Fans of Uruguay's national soccer team await the arrival of Uruguay player Luis Suarez at Carrasco International Airport in the outskirts of Montevideo, Uruguay, Thursday, June 26, 2014. The Uruguay forward, widely regarded as one of the best players in the world, was banned by FIFA from all football for four months on Thursday for biting an Italian opponent in an incident that marred the team's victory and progression to the second round. (AP Photo/Matilde Campodonico)
Uruguay striker Luis Suarez is seen at the Serhs Hotel in Natal, Brazil, Thursday, June 26, 2014. FIFA banned Suarez from all football activities for four months on Thursday for biting an opponent at the World Cup, a punishment that rules him out of the rest of the tournament. (AP Photo/Vlademir Alexandre)
RIO DE JANEIRO — The international players' union has questioned the severity and focus of FIFA's punishment of Luis Suarez for biting an opponent at the World Cup, saying it "infringes his right to work" and doesn't offer him the treatment he needs.
FIFPro said Friday that "rehabilitation and serious treatment ... must be a part of any sanction" for the Uruguay and Liverpool forward.
"Luis Suarez deserves all the support he needs including legal support in the appeal case in order to achieve a reduction of the sanctions," FIFPro said in a statement.
The player also must have "support he needs to deal with any off-field issues he may be experiencing at this time," the union said.
Suarez bit the left shoulder of defender Giorgio Chiellini on Tuesday in Natal during Uruguay's 1-0 win over Italy, an incident that went unpunished by the referee but was witnessed by fans around the world on TV. It was the third time he has bitten an opponent, after incidents in the Dutch and English leagues.

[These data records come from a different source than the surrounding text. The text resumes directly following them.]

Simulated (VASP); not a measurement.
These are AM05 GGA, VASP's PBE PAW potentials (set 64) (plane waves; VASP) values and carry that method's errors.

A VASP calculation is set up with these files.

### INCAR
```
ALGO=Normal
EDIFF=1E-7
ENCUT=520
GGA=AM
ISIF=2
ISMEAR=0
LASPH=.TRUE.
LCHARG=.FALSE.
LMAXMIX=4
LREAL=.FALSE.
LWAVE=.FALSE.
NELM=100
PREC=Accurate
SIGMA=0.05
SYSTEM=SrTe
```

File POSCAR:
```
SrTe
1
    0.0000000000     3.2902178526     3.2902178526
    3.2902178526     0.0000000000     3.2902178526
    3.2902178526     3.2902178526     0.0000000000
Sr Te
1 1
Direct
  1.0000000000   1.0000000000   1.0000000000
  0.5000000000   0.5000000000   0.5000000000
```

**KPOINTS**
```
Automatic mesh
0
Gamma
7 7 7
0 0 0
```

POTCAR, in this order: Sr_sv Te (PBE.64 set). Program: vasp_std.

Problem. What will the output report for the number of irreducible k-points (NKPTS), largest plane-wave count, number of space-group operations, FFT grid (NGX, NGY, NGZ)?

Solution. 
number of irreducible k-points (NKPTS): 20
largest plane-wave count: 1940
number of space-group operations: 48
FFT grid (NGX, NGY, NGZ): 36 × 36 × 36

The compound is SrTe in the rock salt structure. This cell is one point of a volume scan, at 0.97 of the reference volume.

Suarez has returned to Montevideo after FIFA banished him on Thursday with a nine-match suspension from Uruguay's competitive matches, a four-month ban from all football and a fine of 100,000 Swiss francs ($112,000).
The Uruguay football federation is preparing an appeal to FIFA, which Liverpool is not involved in.
FIFPro said the FIFA appeals committee must "focus especially on the accumulation of sanctions."
"The fact that Suarez is prohibited from working for a long period must be addressed as it directly infringes his right to work," the Netherlands-based union said. "Also the fact that Liverpool FC is affected needs to be an important issue."
FIFPro says it reviewed the full judgment of FIFA's disciplinary panel, and suggested that an appeal can "re-establish the facts in a calm and considered setting."
If FIFA dismisses Suarez's appeal, a further legal challenge is allowed at the Court of Arbitration for Sport in Lausanne, Switzerland.
It could freeze the sanctions upon request, allowing Suarez to resume training and playing for Liverpool during the appeal process.